Regarding datasets, COCO and xView provide a solid foundation for object detection in ground scenes but do not adequately represent the aerial conditions and relative sizes of the objects of interest in the system. Conversely, VisDrone contains images captured from Unmanned Aerial Vehicles (UAVs) in urban and peri-urban contexts, featuring a high presence of small objects and high target density, making it the most suitable basis for training models intended for aerial surveillance (see Table 3). Based on this, a fine-tuning of YOLOv11 models was performed to adapt them to the system’s operational categories and conditions.

3. System Design and Architecture

The development of the Intelligent Monitoring System (IMS) was structured under an experimental and comparative methodology, aimed at integrating real-time video transmission technologies with AI models for automatic threat detection. The methodology was organized into four main phases: (i) technological analysis, (ii) architectural design, (iii) integrated implementation, and (iv) experimental validation in operational scenarios.

3.1. Technological Analysis Phase

During this phase, a systematic evaluation of video transmission protocols and servers (JPEG-over-WebSocket, RTSP, RTMP, HLS, WebRTC, and its WHEP extension) was conducted, along with an assessment of various computer vision frameworks and architectures (TensorFlow, PyTorch, OpenCV, DeepStream, YOLOv5, YOLOv8, YOLOv11, among others) A comparative summary of these YOLO generations and their relevance to the proposed system is provided in Table 4. This review combined the study of specifications and technical literature with controlled testing campaigns, considering metrics such as end-to-end latency, transmission stability, CPU consumption, and bandwidth, in addition to detection accuracy, inference speed, and hardware requirements for the AI models.

3.2. Architectural Design Phase

This phase focused on defining a robust, modular architecture for the Intelligent Monitoring System (IMS). This architecture, which is illustrated in Figure 1—showing the overall view and highlighting the role of MediaMTX for both RTSP stream ingestion and the distribution of processed streams to the frontend—is frontend of four interconnected subsystems.

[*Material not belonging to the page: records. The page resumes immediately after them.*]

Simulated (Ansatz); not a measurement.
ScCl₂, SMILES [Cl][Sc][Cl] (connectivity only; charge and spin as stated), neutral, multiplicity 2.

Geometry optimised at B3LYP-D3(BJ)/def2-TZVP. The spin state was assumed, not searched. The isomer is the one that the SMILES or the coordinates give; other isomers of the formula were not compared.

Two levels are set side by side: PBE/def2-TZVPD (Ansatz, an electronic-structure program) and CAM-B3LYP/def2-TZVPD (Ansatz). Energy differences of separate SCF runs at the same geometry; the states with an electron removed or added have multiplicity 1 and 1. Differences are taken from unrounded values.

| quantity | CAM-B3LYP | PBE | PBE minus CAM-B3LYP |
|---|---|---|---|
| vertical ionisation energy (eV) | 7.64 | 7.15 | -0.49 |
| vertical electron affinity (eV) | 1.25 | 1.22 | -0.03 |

The system begins with the Video Ingestion Subsystem, which integrates incoming video sources such as IP cameras and RTSP streams originating from UAVs or field encoders. These raw streams are then managed by the Central Media Server (MediaMTX). MediaMTX is a core component responsible for multiprotocol management; it registers the incoming RTSP flows and performs the necessary conversion to WHEP/WebRTC protocols for consumption by the visualization interface through a web browser.

The analytic backbone is provided by the Artificial Intelligence Subsystem, which functions as a real-time detection engine. This subsystem executes the YOLOv11 models, which were specifically trained and optimized on the VisDrone dataset, and is deployed on dedicated GPU/CPU hardware for efficient processing. Finally, the processed information, including real-time video and automatic detections, is presented to the operators via the Visualization Interface, an operational web application designed for deployment in specialized defense environments.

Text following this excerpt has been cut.